A systematic futures trading system built on 14 peer-reviewed research papers spanning market microstructure, time-series momentum, volatility forecasting, and statistical validation.
Four non-negotiable principles that constrain every design decision in the system.
Price is the only ground truth. When any analytical output contradicts observed price behavior, the analysis is wrong. Informed by Bouchaud, Farmer & Lillo (2009): most market information comes from supply and demand dynamics, not external news.
The primary objective is surviving long enough for edge to compound. Every strategy must pass the Deflated Sharpe Ratio test (Bailey & López de Prado, 2014), which corrects for selection bias under multiple testing. Position sizing uses a conservative fraction of the Kelly Criterion—maintaining a safety margin against edge overestimation.
Every component is independently testable and replaceable. The processing interface remains invariant whether consuming historical data or live market feeds. Validated through CPCV (López de Prado, 2018), which demands performance be testable across combinatorial data splits.
A portion of each position takes a fixed exit for base-rate profitability. The remainder trails with a wider stop, capturing the full extent of trending moves. Consistent with Moskowitz, Ooi & Pedersen (2012): time-series momentum in futures persists for 1–12 months. The system’s job is to stay in the trade long enough to capture that persistence.
Every trade passes through a multi-layer pipeline. No single signal triggers execution—multiple independent conditions must converge before capital is deployed. The majority of candidate signals are rejected at the first layer.

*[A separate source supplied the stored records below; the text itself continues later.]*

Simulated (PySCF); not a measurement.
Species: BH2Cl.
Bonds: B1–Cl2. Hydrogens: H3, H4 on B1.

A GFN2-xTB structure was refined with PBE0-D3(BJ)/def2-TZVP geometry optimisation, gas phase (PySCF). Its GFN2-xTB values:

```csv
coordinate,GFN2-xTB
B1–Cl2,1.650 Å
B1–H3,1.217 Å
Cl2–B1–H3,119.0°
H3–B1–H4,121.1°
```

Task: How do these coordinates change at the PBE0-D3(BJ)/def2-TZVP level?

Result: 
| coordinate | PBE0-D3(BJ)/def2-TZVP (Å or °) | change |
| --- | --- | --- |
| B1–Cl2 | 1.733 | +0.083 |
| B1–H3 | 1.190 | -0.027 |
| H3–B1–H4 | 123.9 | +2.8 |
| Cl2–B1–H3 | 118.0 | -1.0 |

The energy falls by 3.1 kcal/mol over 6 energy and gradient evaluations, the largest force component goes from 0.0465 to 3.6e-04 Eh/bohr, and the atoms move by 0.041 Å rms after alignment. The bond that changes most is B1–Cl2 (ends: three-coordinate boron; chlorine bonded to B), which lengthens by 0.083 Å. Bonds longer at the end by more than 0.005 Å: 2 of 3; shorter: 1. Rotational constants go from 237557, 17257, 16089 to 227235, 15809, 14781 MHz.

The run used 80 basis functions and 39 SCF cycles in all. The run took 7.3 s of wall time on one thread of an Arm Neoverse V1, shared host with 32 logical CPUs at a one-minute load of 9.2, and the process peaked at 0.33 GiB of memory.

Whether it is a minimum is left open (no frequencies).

Multiple higher timeframes must confirm directional alignment before the execution layer considers any entry. This gate draws from research on time-series momentum persistence in futures markets (Moskowitz, Ooi & Pedersen, 2012) and the empirical finding that order flow exhibits long memory across timescales (Bouchaud, Farmer & Lillo, 2009). The gate is the system’s most powerful filter—the majority of candidate signals never pass it.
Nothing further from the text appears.